It was a busy afternoon at the Golden Deli off 137th and Broadway, as always.
Hopeful souls purchased lotto tickets. Hungry ones grabbed lunch. Tired regulars asked for their usual coffees. The bodega was bustling. But all of that activity will pause Tuesday around 2 p.m., when Golden Deli and a cohort of other Yemeni-owned stores across the city plan to close their doors for an hour to attend a Bronx protest of President Donald Trump’s travel ban. On Wednesday, the Supreme Court is set to hear arguments on the subject, a step towards sorting out the ban’s legality.

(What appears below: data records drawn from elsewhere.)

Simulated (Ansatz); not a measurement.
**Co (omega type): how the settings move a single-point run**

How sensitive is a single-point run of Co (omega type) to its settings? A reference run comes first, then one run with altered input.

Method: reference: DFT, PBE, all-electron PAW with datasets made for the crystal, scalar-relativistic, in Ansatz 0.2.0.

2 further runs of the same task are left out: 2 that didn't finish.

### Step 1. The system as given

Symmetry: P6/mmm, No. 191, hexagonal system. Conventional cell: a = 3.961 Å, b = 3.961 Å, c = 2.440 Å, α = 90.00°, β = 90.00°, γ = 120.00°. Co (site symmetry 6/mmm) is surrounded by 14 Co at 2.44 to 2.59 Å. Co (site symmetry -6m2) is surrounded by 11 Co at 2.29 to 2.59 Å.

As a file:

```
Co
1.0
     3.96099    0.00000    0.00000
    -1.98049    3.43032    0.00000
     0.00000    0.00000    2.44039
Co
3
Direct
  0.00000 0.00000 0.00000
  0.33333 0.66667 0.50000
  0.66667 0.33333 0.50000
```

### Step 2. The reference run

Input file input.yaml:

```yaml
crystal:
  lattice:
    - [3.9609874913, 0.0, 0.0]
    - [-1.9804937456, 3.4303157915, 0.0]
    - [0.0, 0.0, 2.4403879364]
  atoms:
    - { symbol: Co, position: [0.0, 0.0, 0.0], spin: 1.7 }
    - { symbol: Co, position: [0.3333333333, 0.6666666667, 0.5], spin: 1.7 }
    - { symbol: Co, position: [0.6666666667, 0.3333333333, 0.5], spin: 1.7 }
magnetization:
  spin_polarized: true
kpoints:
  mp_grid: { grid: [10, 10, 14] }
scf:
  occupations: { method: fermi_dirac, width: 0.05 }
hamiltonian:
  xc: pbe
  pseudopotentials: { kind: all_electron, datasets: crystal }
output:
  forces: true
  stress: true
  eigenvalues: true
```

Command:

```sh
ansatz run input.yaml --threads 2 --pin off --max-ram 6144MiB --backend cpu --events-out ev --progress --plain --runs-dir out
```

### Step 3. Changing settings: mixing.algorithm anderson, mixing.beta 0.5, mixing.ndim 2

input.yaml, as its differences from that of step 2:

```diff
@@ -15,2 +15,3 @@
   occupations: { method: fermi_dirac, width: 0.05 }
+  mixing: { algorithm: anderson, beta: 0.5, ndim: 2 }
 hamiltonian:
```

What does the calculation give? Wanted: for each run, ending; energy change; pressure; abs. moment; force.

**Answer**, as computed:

NYC bodegas have been caught up in the issue since Trump’s first attempt to severely limit travel to the U.S. from various nations last year. Yemen was one of the original Muslim-majority countries on Trump’s list, and bodegas in NYC and elsewhere are often owned by Yemeni immigrants. After the original ban, Yemeni bodega owners and employees joined thousands of others in protest in New York.
The protest drew headlines — everyone loves a good bodega story — and soon there was something concrete to cheer because the first travel ban was put on hold by the courts. Then Trump tried another ban, and there were more court fights, and he went back to the drawing board again, countries added and removed, refining who exactly would be banned from entry to this country of ours and including a few more non-Muslims on that list. Since December, that incarnation of the travel ban has been the law of the land.
Thus the new bodega protest, because while it may have been possible for your average afternoon customer to forget about the travel ban as it twists in the judicial wind, that’s not the case for those currently caught in its netting — including people from Iran, Libya, North Korea, Syria, Somalia, some high-ranking officials and family-members from Venezuela, along with the Yemeni migrants.
Working the cash register at the Golden Deli, Hussen Ghab said he could not understand the point of the ban, given the strict security measures already in place for those who want to travel from Yemen and the terrible humanitarian situation in the country.
About the situation: in December, a collection of United Nations agencies marked the gruesome milestone of 1,000 days of war in the country, torn apart by internecine conflict. The agencies estimated that some 75 percent of the population needs humanitarian assistance and protection. Sixty percent of Yemenis are “food insecure” and 50 percent of all children are stunted.
And about the strict security measures and forever-process for those who, unsurprisingly, want to leave: Ghab, 34, said he brought his wife to America just before Trump took office, and even then the effort took years. And because the U.S. consulate had closed in Yemen, Ghab traveled with his wife by boat to Djibouti where she could be interviewed for a visa.
Now, Trump’s proclamation bans most travelers from Yemen, including those with immigrant and diversity visas and various business and tourist visas, with some waivers possible. Bodega employees like Ghab have plenty of stories of friends or relatives stuck in waystations like Djibouti, their savings dwindling while the American ban continues. Worse, many are stuck in Yemen where war continues to rage.
War feels far away from the Manhattan bodega, whose wood-paneled ceiling is well-lit and whose shelves are stocked with everything a New Yorker or visitor might need: Trix and French Toast Crunch, Milano cookies, Listerine, Tide detergent, El Diario newspapers, hookah pipes, and a busy sandwich/salad bar.
The store is owned by another Yemeni immigrant and staffed by employees with roots in Mexico and Guatemala. It is patronized by students and neighborhood residents and tourists and regulars who wander in with Irish brogues. It serves New York.
Closing for an hour will hit the store’s bottom line — Ghab estimates Golden Deli sells 50-75 lunch orders alone per peak hour. But that’s acceptable, Ghab says, if the closure will encourage some customers to think about the people left behind. And all those left in war zones around the world while America holds shut its doors.